The first is that the self-proclaimed "realist" school of international relations is blind and self-defeating. Hard-headed diplomats in western capitals made a conscious decision to feed East Timor to the Indonesian beast. They did not want a small, easily sacrificed nation to upset an important ally in the Cold War. They feared Fretilin would take Timor into the communist camp, although Fretilin was actually a social democratic movement. They decided that independent Timor, in short, would be better dead than red. But throwing Timor to the dragon did not "work".

Timor resisted and for the next 30 years there was a rising tide of international woe that infuriated the Indonesians and disgraced the West. That is the flaw in the policy of realpolitik. By placing "national interests" ahead of any moral consideration, it underestimates the permanent influence of morality in human affairs. Timor refused to allow itself to be a pawn in the bloodless chess game of international diplomacy. Protesters and journalists refused to let Timor die.

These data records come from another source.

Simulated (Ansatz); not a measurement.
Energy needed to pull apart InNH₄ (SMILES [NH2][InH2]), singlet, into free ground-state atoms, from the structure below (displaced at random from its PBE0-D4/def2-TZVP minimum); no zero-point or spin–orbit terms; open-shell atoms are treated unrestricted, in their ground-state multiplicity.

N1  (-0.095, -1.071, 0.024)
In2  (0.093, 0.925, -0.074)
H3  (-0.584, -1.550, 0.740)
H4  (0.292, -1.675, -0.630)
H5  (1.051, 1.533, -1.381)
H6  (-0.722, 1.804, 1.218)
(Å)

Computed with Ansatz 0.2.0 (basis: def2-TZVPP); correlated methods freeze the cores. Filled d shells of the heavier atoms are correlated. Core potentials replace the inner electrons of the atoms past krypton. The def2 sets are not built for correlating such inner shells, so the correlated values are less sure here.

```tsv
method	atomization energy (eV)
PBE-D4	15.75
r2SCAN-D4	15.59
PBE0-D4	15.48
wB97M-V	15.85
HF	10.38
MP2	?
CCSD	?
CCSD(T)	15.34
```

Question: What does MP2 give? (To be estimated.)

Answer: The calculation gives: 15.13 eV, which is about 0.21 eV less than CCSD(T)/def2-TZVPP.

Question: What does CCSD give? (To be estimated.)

Timorese courage and international outrage finally led to Timorese independence. Publicity was also crucial - and that is the second lesson from Timor. If the leaders of the West had had their way, Timor would have been quietly strangled and buried in a distant corner of the Indonesian empire. Henry Kissinger told President Soharto to do his invading fast.

"It is important that whatever you do succeeds quickly," Kissinger told the tyrant. But it is difficult, in the era of instant global communication, to keep murder quiet.

And that is the third lesson of East Timor: diplomacy should never be left to diplomats and politicians. Both groups are, by nature and training, inclined to appeasement, deal-making, secrecy and cynicism. Left to themselves, they will try to "fix things": and the usual result will be to sacrifice the weak to the strong, the defenceless to the aggressor, justice to "peace and quiet." That is why they need always to be watched and held to account. Diplomats in particular have created an aura of expertise in order to protect their power. Foreign affairs, they would have us believe, is a high intellectual mystery open only to the specially-trained. In fact, this is nonsense.

Thirty-one years after the first massacre, who has been proved right about East Timor? Not the highly-educated and well-informed officials who thought Timor could be quietly suppressed. Not the politicians who thought appeasement of Indonesia was the only realistic option. Not the thugs in Jakarta who thought Timor was a small morsel to swallow. The ones who were proved right were people like Jose Ramos Horta, who kept the flame alive during decades of darkness. They were the journalists who kept telling the truth about genocide and the mothers of murdered sons who refused to be fobbed off with official lies.

This is the triumphant message of East Timor: that courage and truth-telling will defeat the professional deal-makers and appeasers. There is an analogy here between the "realists" of diplomacy and the hard-right proponents of free-market economics. Devotees of realpolitik think nations do nothing but follow their own interests. The marketers believe that individuals merely pursue their own economic advantage. Both are catastrophically wrong.